RAFAEL (Rashut Le-pituach Emtsaei Luchama)
Weapon Development Authority
 
RAFI (Reshimat Poalei Yisrael)
Israeli Workers’ List; a party founded by Ben Gurion after his resignation as prime minister in 1963
 
Rechesh
Acquisition; Hagana’s arms-procurement organization
 
Reshef
Spark; a class of Israeli missile boats
 
rosh mateh klali
chief of the General Staff
 
rosh mifkada artsit
chief of country headquarters, the title carried by Hagana’s chief of staff
 
RPV
remotely piloted vehicle
 
Saar
Tempest; a class of Israeli missile boats
 
sabra
“the fruit of the cactus,” a nickname for Israeli-born Jews
 
sayarot
commando units
 
SAM
surface-to-air missile
 
Shavit
Comet 2, an (unsuccessful?) surface-to-surface missile built by RAFAEL during the early 1960s
 
Sherut Aviri
Air Service; PALMACH’s underground air arm
 
Sherut Zehirut
Prudence Service; Hagana’s security service
 
Shin Bet (Sherut Bitachon)
Israel’s domestic Security Service
 
shomer, shomrim
(pl.)
guard
 
SIGINT
signals intelligence
 
siyur, siyurim
(pl.)
patrol
 
slik, slikkim
(pl.)
an underground chamber where arms were hidden
 
SNS
Special Night Squads; commando units organized by Capt. Orde Wingate during the disturbances of 1936-1939
 
TAAS (Taasiya Tsvait)
Israel Military Industries Ltd.
 
tachkir, tachkirim
(pl.)
debriefing
 
tadrich, tadrichim
(pl.)
briefing
 
taoz, teozim
(pl.)
bunker
 
timsach, timaschim
(pl.)
crocodiles; code name for rafts used in crossing the Suez Canal in 1973
 
TOW
tube-launched, optically tracked, wire-guided antitank missile
 
TSAHAL (Tsva Hagana Le-Yisrael)
IDF
 
tsva keva
standing forces
 
UAV
unmanned airborne vehicle
 
ugda
division
 
Uzi
Israeli-made submachine gun
 
YAMACH, YAMACHim (pl.)
(yechidat machsanei cherum)
emergency depot
 
yeshive, yeshivot
(pl.)
talmudic high school
 
yeshivot hesder
arrangement yeshives; Talmudic high schools in which students split time between the military and study
 
Yishuv
pre-1948 Jewish community in Palestine
 
zroa ha-hachraa
the decisive arm; applied to each arm and service to itself
PREFACE TO THE PAPERBACK EDITION
 
THE AUTUMN OF 1998 was perhaps the most hopeful moment in the entire hundred-year history of the Arab-Israeli conflict. At Wye Plantation, Maryland, Israeli, Palestinian, and American representatives were hard at work. Their purpose was to hammer out an agreement that would enable the Israel Defense Force (IDF) to withdraw from parts of the City of Hebron. At the head of the Israeli delegation to the talks was Prime Minister Benjamin Netanyahu, political hardliner and leader of the Likud Party. Many observers believed that should the negotiations succeed, the most important obstacle to peace would have been overcome and the end of the conflict would be in sight.

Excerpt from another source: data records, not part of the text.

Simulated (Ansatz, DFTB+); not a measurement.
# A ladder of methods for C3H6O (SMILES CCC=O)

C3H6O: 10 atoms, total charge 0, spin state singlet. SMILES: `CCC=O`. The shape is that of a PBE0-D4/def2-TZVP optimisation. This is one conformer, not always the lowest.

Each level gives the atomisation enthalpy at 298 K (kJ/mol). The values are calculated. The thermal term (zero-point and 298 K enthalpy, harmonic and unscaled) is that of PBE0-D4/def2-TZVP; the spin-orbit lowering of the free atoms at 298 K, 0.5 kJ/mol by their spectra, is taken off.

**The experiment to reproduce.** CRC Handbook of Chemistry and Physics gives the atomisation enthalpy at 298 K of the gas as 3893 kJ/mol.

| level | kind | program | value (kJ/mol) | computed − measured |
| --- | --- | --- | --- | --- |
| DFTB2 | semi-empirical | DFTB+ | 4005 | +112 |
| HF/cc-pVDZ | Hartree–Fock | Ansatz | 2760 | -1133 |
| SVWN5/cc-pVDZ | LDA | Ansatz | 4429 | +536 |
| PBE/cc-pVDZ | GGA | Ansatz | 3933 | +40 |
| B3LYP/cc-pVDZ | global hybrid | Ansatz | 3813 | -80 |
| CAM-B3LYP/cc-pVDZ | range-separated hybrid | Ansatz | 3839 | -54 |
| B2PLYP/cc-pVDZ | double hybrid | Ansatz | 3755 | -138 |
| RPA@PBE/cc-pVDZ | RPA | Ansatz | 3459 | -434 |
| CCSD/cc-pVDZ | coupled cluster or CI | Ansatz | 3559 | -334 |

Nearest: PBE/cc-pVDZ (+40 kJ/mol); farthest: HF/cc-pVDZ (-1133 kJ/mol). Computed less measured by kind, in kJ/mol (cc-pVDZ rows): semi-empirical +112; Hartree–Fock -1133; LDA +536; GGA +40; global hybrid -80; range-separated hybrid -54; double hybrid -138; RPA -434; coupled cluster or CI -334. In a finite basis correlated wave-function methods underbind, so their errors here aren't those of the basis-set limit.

The negotiations did succeed, but the conflict did not come to an end. Whether because the Israelis refused to continue working toward a final agreement, which would have entailed more withdrawals, or because the Palestinians did not meet their obligations under the agreement by gathering illegal arms and ending incitement of violence against Israel, the peace process stalled. Disappointed with Mr. Netanyahu’s inability to make progress, Israeli voters ousted him in favor of Ehud Barak, but even the latter’s offer to surrender 96 percent of the occupied territories and establish a Palestinian state did not persuade Mr. Arafat to make peace under conditions that Israel felt it could accept. In particular, most Israelis considered the Palestinian demand that Israel grant the refugees who had fled the country during the 1948 War the “right of return” as tantamount to the destruction of their state. As it was probably meant to be.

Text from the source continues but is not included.